Python module

interfaces

General interface for Attention.

`AttentionImpl`

class max.pipelines.nn.attention.interfaces.AttentionImpl(n_heads: int, kv_params: KVCacheParams, layer_idx: TensorValue, wqkv: TensorValue, wo: Linear)

A generalized attention interface, that will be used upstream by a general Transformer. We would expect a seperate subclass, articulating each variation of Attention:

AttentionWithRope
AttentionWithAlibi
VanillaAttentionWithCausalMask
…

There are a series of shared attributes, however, more may be needed for each individual variant. For example, we may introduce an OptimizedRotaryEmbedding class for the AttentionWithRope class:

@dataclass
class AttentionWithRope(AttentionImpl):
    rope: OptimizedRotaryEmbedding
    ...
@dataclass
class AttentionWithRope(AttentionImpl):
    rope: OptimizedRotaryEmbedding
    ...

We expect the __call__ abstractmethod to remain relatively consistent, however the **kwargs argument is exposed, allowing you to leverage additional arguments for each particular variant. For example, we may introduce an VanillaAttentionWithCausalMask class, which includes an attention mask:

@dataclass
class VanillaAttentionWithCausalMask(AttentionImpl):
    ...

    def __call__(
        self,
        x: TensorValueLike,
        kv_collection: ContinuousBatchingKVCacheCollection,
        valid_lengths: TensorValueLike,
        **kwargs,
    ) -> tuple[TensorValue, ContinuousBatchingKVCacheCollection]: ...

        if "attn_mask" not in kwargs:
            raise ValueError("attn_mask not provided to VanillaAttentionWithCausalMask")

        # Which we can then use the attention mask downstream like so:
        op(
            attn_mask = kwargs["attn_mask"]
        )
@dataclass
class VanillaAttentionWithCausalMask(AttentionImpl):
    ...

    def __call__(
        self,
        x: TensorValueLike,
        kv_collection: ContinuousBatchingKVCacheCollection,
        valid_lengths: TensorValueLike,
        **kwargs,
    ) -> tuple[TensorValue, ContinuousBatchingKVCacheCollection]: ...

        if "attn_mask" not in kwargs:
            raise ValueError("attn_mask not provided to VanillaAttentionWithCausalMask")

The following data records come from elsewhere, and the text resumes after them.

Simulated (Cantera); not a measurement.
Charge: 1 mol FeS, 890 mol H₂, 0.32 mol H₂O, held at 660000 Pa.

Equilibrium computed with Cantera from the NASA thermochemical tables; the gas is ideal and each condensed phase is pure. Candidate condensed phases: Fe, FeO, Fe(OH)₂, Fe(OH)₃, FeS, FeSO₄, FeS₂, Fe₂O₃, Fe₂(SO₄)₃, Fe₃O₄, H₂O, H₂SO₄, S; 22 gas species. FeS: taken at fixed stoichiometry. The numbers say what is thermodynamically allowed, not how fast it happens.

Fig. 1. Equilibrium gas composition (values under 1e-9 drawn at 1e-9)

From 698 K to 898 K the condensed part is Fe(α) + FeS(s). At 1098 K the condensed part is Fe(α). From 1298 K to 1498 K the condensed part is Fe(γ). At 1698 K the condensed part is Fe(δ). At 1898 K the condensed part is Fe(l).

        # Which we can then use the attention mask downstream like so:
        op(
            attn_mask = kwargs["attn_mask"]
        )

`kv_params`

kv_params*: KVCacheParams*

KV Cache Params, including the number of kv heads, the head dim, and data type.

`layer_idx`

layer_idx*: TensorValue*

The layer number associated with this Attention block.

`n_heads`

n_heads*: int*

The number of attention heads.

`wo`

wo*: Linear*

A linear layer for the output projection.

`wqkv`

wqkv*: TensorValue*

The concatenation of q, k, and v weight vectors.

`AttentionImplQKV`

class max.pipelines.nn.attention.interfaces.AttentionImplQKV(n_heads: int, kv_params: KVCacheParams, layer_idx: int, wq: Value | BufferValue | TensorValue | Shape | Dim | int | float | integer | floating | ndarray, wk: Value | BufferValue | TensorValue | Shape | Dim | int | float | integer | floating | ndarray, wv: Value | BufferValue | TensorValue | Shape | Dim | int | float | integer | floating | ndarray, wo: Linear)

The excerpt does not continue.